Currently, Atwood is crossing Canada to present a series of lectures on the topic of debt and its role in society. As the slowdown of the world economy continues to weigh heavily on public consciousness, Atwood has once again struck a timely chord with Canadians. Her sold-out tour is a testament to her relevance.
Arguably the nation’s most famous author and an international literary star, Atwood has won the Booker Prize, the Scotiabank Giller Prize, and the Governor General’s Literary Award on more than one occasion. She is an accomplished author, poet, and essayist who’s known to state her opinion on current topics and political situations without hesitation.
Recently, she blasted the Harper government over its planned cuts to culture. She followed up with a blistering op-ed in the Globe and Mail earlier this month, agreeing with controversial Labrador and Newfoundland Premier Danny Williams that it is “anything but Harper majority time.”
During the Montreal leg of the Massey lecture, held yesterday evening at the Centaur Theatre, Atwood tackled the dark side of debt: what happens when debts remain outstanding and, either because a debtor does not have the money or because the debt is a matter of honour, result in a creditor seeking revenge.
While she did treat the audience to some much needed comedic relief throughout her lecture, Atwood did not sugar coat the seriousness of unpaid debt. She discussed the options debtors have to avoid payment, killing the creditor being one she advises attendees not to try at their local bank despite that option’s extensive use throughout history. She also focused on the morality of borrowing and lending.
She also reviewed the tenuous agreement between citizens and the government regrading taxes being paid with the understanding that services will be rendered.
“There are two kinds of tax systems,” she said, “the kind that are resented and the kind that are really resented.” The kind that are really resented are those that have historically led to rebellions or even revolutions. “Debt can change history,” she explained.
Atwood also discussed the role that debt plays in war. A hush came over the audience as she mused about what would have happened following 9/11 if the Bush Administration had simply forgiven the terrorist acts instead of embarking on an enormously expensive war (both monetarily and morally) that contributed to the United States’ now catastrophic debt. She admitted that it would not have had a “snowball’s chance in hell of happening, but imagine how different the world would be.”
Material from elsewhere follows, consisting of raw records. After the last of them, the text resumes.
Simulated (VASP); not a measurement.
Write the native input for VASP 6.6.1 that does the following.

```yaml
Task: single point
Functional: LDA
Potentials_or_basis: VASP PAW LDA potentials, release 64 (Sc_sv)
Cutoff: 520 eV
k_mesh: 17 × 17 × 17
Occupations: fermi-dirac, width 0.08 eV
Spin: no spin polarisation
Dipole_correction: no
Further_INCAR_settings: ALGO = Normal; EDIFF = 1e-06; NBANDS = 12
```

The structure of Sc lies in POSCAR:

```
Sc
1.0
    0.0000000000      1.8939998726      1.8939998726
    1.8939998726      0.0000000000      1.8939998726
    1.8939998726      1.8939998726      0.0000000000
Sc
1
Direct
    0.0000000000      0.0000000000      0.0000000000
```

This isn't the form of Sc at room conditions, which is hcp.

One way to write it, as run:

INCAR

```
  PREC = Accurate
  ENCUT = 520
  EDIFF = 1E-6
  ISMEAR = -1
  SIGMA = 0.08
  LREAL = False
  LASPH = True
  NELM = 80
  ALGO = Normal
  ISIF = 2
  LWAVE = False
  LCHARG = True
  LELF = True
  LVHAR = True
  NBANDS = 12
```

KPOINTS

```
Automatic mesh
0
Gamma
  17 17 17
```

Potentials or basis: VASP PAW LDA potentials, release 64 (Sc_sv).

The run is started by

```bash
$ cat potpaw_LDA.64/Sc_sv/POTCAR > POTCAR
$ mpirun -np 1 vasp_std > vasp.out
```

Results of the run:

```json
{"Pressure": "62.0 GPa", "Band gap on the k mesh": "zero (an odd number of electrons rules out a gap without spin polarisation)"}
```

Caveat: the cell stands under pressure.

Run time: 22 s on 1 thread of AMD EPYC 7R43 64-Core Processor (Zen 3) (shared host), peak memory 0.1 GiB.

Her point echoed in the room: sometimes a debt, even one that demands to be repaid in blood, is best forgiven.
First created in 1961, the Massey Lectures were conceived as a forum to present important contemporary issues by Canada’s greatest thinkers while also honouring the country’s first Canadian-born Governor General, Vincent Massey.

This year’s Massey lectures will be broadcast on the CBC radio show “Ideas” on Nov. 10 and will be available for purchase at www.cbc.ca.